WASHINGTON---First Lady Michelle Obama returns home to Chicago on Wednesday for only the third time since moving to the White House. After hosting two fund-raisers--where the sliding price tags run from $250 to $30,400-per-person--she overnights at the family home in Kenwood, I've learned, before heading to Denver on Thursday.
Mrs. Obama visits Chicago to host fund-raisers for Democratic Senate candidate Alexi Giannoulias and Illinois House contenders Sen. Debbie Halvorson, Sen. Bill Foster and Dan Seals. For my overview on Mrs. Obama's 2010 political tour--kicking off today in Milwaukee and Chicago--click here.
I'm told Mrs. Obama is not going to attack Republicans while on the road; that will be left to President Obama, Vice President Biden--who delivered strong remarks Tuesday night in Chicago at a get-out-the vote rally for Gov. Quinn and others.

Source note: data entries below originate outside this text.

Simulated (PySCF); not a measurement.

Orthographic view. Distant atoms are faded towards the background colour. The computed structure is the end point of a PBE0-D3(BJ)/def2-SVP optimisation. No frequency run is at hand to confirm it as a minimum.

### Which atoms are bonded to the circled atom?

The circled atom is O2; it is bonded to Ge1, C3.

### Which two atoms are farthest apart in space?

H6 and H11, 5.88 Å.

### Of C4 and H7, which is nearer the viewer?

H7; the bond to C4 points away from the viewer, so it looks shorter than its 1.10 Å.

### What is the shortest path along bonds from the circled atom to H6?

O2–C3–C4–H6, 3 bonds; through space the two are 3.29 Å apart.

Excerpts of Mrs. Obama's stump speech, provided to the Chicago Sun-Times, show she is staying in super-safe territory.
As Prepared for Delivery on Wednesday, October 13th
"....[T]his isn't something I do very often. In fact, I haven't really done it since a little campaign you might remember a couple of years ago. As a self-described Mom-in-Chief, my first priority in the White House has been making sure that my girls are happy and healthy and adjusting to this new life. Like every parent I know, my children are the center of my world. My hopes for their future are at the heart of every single thing I do. And that's really why I'm here today.
"You see, more than anything else, I come at this as a mom. When I think about the issues facing our nation, I think about what it means for my girls...and I think about what it means for the world we're leaving for them and for all our children. As I travel around this country, and look into the eyes of every single child I meet, I see what's at stake.
"I see it in the child whose mom has just lost her job and worries about how her family will pay the bills. I see it in the child whose dad has just been deployed and tries so hard to be brave for his younger siblings. I see it in the child stuck in a crumbling school, who looks around and wonders, "What does this mean for my future?"
"That's how I see the world. And I think that's how most folks see the world.
"That's something that we all share...that regardless of where we're from...or what we look like...or how much money we have...we all want to leave something better for our kids."